Any opinions expressed here are
ONLY those of the poster.
Other mentors have their own opinions and some of those are going to be different.
Otherwise, this is information for Mentors of FTC teams 8578 and 11959
Columbus, Indiana
Sunday, September 2, 2018
"Code to Joy"
Ludwig von Beethoven
“The thing that gets lost,” he says, “and which I think is important to
know, is that programming is never easy. You’re never doing the same
thing twice, because code is infinitely reproducible and if you’ve
already solved a problem and you encounter it again, you just use your
old solution. So by definition you’re kind of always on this frontier
where you’re out of your depth. And one of the things you have to learn
is to accept that feeling – of being constantly wrong.” - Quincy Larson, quoted by Andrew Smith in https://www.1843magazine.com/features/code-to-joy
Information is where you find it, and if you go looking for articles that require a little thinking they have a way of finding you. Case in point: I'm not a regular Economist reader (1843 is a cultural offshoot of the Economist), but this article by a journalist who decided to learn to code bubbled up on my news feed one day. I read it, and I'm glad I did. Ode To Joy is also the fourth movement of Beethoven's Ninth (which is why he gets a cameo), and the Code to Joy title seems to me to reflect the way that dedicated and skilled professionals feel about their life's work. It may play into the interfaces necessary for making a symphony work, but I didn't read that much into it.

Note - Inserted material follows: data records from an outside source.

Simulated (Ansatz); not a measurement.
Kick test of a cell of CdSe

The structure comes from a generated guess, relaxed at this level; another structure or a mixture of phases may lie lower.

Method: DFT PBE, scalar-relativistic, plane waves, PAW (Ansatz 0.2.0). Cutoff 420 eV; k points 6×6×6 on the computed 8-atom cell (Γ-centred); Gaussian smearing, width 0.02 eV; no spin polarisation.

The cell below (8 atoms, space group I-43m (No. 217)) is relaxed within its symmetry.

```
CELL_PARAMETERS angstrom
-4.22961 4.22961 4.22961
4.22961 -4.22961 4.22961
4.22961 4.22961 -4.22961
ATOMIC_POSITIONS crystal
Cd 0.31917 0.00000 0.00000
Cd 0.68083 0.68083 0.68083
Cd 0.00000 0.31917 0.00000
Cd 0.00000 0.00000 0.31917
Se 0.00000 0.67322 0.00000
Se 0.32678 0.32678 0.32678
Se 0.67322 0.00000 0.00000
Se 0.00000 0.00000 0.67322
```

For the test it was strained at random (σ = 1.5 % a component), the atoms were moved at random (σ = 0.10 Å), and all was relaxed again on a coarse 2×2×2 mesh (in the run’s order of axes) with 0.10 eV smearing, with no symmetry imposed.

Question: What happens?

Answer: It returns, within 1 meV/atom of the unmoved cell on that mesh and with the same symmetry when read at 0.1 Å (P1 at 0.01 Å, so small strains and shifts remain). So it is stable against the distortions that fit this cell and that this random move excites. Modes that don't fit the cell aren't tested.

Anyway, this sentence really stood out to me "...you’re kind of always on this frontier where you’re out of your depth. And one of the things you have to learn is to accept that feeling – of being constantly wrong.”
It sounds kind of sporting, doesn't it? It is, but that's why we love it. There's always that little hit of adrenaline that kicks in because we don't absolutely know what's going to happen next.
Let's pull back a few klicks and challenge a word we've gotten too comfortable with. Mathematics is no more just arithmetic and geometry than "Life" is last night's leftovers and mowing the lawn. Computer science, it may surprise you to hear, is applied mathematics. I usually say "an applied mathematic" but that's just to emphasize the point, because the real experts like to fight over whether "applied" or "pure" mathematics is better. I think it's kind of a dumb argument.
https://xkcd.com/435/
Math is funny stuff for both the pure and applied mathematicians with lots of ties to music, language, philosophy, and logic. In fact, a big chunk of a math degree (especially pure math) once someone finishes the calculus series is how to use that logic to prove things called theorems. Here's one: "if group A includes all the pasta types, and group B includes all marinara sauces, then every pasta meal has marinara sauce." A Skyline chili just blows that away, and the disproof - the proving it false, is both tasty and trivial.
The point being that some things are easier to prove than others, and most of them depend on some sort of assumptions and definitions we make along the way.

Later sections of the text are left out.